Henry Stewart's picture
Tue, 04/12/2012 - 20:02

Note that the issue here is expenditure in academies in chains. Expenditure for independent academies is now available from here:

http://www.education.gov.uk/schools/performance/academies.html

However for chains (referred to here as Federations) the expenditure is only available for the chain as a whole.

Alan Watkins-Groves's picture
Wed, 05/12/2012 - 06:45

And no-one mentioned the fraud and blatant misuse of public money at the Priory Federation in Lincoln. Public money paying family members for non-jobs, decorating the Headteacher's private apartments in school buildings, training his son to work alone with children despite that son's criminal record, buying vanity artworks, riding stables and chateau?
If one Federation is up to it, the whole lot could be.

Henry Stewart's picture
Wed, 05/12/2012 - 08:33

The Priory shambles did crop up at the PAC hearing. Before discovering (thanks to a whistleblower) the Priory's outrageous expenditure (more here: http://bit.ly/SwZCF7) the Education Funding Agency had apparently previously rated its financial management as "Outstanding".

You couldn't make it up....

Richard's picture
Wed, 05/12/2012 - 09:10

A Director of Childrens Services responsible for 300 or 400 schools will earn around £150,000.

And doon't forget Henry that schools are not the only childrens services that director has responsibility for. There's child care services, child safeguarding services, nursery services etc etc

Janet Downs's picture
Wed, 05/12/2012 - 09:25

I'm amazed that Conservative MPs should express incredulity about the lack of transparency in expenditure for academies in chains. It was the support of Conservative MPs which resulted in the Academies Bill being rushed through Parliament with the speed usually reserved for terrorism legislation. It was Conservative MPs (and it must be said, some Labour politicians such as Lord Adonis) who have exalted chains as the cure for allegedly failing schools. It was Conservative MPs, supported enthusiastically by sections of the media, who paved the way for the expansion of chains by repeating claims that the UK has plummeted down international league tables. These claims, as we now know, were misleading.

Let's hope that the MPs on the PAC, including the Conservative ones, now hold the Government to account.

http://www.localschoolsnetwork.org.uk/2012/10/statistics-watchdog-expres...
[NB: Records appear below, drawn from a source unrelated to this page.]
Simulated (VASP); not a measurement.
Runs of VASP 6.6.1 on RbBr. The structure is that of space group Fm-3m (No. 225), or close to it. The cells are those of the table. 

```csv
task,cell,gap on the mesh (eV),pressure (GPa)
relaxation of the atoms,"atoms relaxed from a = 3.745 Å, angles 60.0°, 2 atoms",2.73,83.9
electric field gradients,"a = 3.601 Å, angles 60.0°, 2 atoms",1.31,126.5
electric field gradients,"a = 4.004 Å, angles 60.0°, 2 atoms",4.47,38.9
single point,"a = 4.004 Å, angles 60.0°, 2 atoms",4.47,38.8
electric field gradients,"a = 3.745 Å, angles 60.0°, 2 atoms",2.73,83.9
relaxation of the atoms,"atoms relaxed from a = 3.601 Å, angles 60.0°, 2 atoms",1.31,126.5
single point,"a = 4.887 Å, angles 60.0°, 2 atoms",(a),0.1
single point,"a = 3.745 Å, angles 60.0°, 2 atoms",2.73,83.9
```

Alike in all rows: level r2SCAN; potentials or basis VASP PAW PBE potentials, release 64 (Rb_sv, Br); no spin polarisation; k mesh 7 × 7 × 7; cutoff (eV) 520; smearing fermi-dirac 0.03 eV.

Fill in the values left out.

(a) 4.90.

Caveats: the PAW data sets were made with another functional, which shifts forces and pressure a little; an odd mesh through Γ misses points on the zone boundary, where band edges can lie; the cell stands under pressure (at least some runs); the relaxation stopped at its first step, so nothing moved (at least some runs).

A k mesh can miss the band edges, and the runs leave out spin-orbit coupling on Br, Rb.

http://www.localschoolsnetwork.org.uk/2012/11/uk-is-6th-in-international...

Janet Downs's picture
Wed, 05/12/2012 - 10:04

Many academies are in chains sponsored by private schools. DfE special advisor, Sam Freedman, outlined the benefits to these schools in 2009:

"...Wellington College and Marlborough, are sponsoring sister academies. While this may seem like a purely altruistic act (or one designed to pass the Charity Commission's new 'public benefit' test) it has considerable benefits to the fee-paying school; offering a potential stream of Sixth Formers and building profile. A number of charities that run multiple schools now operate in both sectors, owning fee-paying schools and operating academies, including: Haberdashers, United Church School Trust, Girls Day School Trust, Woodard, Skinners, Mercers and Drapers."

http://www.attainmagazine.co.uk/politics/changing-control-of-schools/

This sponsorship raises a further question - if expenditure at academy level is not available for academies in chains, then how can the taxpayer know that money intended for state schools isn't being diverted into private ones when the chain runs both independent and state schools?